Throughout the year ended 31 December 2022, NatWest Group
plc has applied the Principles and complied with all of the
Provisions of the UK Corporate Governance Code issued by the
Financial Reporting Council dated July 2018 (the ‘Code’) except
in relation to:
Provision 17, in respect of the requirement that the Group
Nominations and Governance Committee should ensure
plans are in place for orderly succession to both the Board
and senior management positions and oversee the
development of a diverse pipeline for succession; and
Provision 33 that the Group Performance and Remuneration
Committee (Group RemCo) should have delegated
responsibility for setting remuneration for the Chairman
and executive directors.
In respect of Provision 17, whilst the Board is supported on
board succession by the Group Nominations and Governance
Committee, the Board considers this is a matter of significant
importance which should rightly be reserved for the full Board.
Adopting this approach ensures that all directors have an
opportunity to contribute to succession planning discussions
for Board and senior management, in support of achieving
an appropriate balance of skills, experience, knowledge and
diversity at senior levels within NatWest Group and on the
Board. It also means that all directors have an opportunity to
review, consider and become familiar with the next generation
of executive leaders.
In respect of Provision 33, the Board also considers that this is a
matter which should rightly be reserved for the Board and this
is an approach the Board has adopted for a number of years.
Remuneration for the executive directors is first considered by
the Group RemCo which then makes recommendations to the
Board for consideration. This approach allows all non-executive
directors, and not just those who are members of the Group
RemCo, to participate in decisions on the executive directors’
and the Chairman’s remuneration and also allows the executive
directors to input to the decision on the Chairman’s remuneration.
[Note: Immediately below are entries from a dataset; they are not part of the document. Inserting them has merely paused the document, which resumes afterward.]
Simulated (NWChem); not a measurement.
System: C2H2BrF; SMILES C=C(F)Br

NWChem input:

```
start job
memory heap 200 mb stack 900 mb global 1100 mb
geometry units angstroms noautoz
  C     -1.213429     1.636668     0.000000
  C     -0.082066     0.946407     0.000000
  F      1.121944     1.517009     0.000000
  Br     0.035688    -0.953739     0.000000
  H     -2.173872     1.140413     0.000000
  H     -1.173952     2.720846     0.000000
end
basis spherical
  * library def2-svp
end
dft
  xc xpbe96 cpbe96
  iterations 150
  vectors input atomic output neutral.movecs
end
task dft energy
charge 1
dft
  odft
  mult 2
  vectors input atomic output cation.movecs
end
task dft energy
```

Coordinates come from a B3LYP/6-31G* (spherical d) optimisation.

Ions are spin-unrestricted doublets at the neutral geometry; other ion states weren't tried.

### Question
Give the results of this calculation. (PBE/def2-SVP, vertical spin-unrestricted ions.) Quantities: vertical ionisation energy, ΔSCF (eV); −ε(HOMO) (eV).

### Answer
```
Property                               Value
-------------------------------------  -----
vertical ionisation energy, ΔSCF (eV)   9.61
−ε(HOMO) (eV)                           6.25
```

The Board believes this approach is very much in line with the
spirit of the Code and no directors are involved in decisions
regarding their own remuneration. A copy of the Code can
be found at frc.org.uk.
The Board does not anticipate any changes to its approach on
these aspects of the Code.
Further information on how NatWest Group plc has applied the
Principles, and complied with the Provisions, of the Code can be
found in the Corporate governance section of this report, which
includes cross-references to relevant sections of the Strategic
report and other related disclosures.
NatWest Group plc has complied in all material respects with
the Financial Reporting Council Guidance on Audit Committees
issued in September 2012 and April 2016.
Under the US Sarbanes-Oxley Act of 2002, specific standards
of corporate governance and business and financial disclosures
and controls apply to companies with securities registered in the
US. NatWest Group plc complies with all applicable sections of
the US Sarbanes-Oxley Act of 2002, subject to a number of
exceptions available to foreign private issuers.
Internal control
The Board of Directors is responsible for the system of internal
controls that is designed to maintain effective and efficient
operations, compliant with applicable laws and regulations.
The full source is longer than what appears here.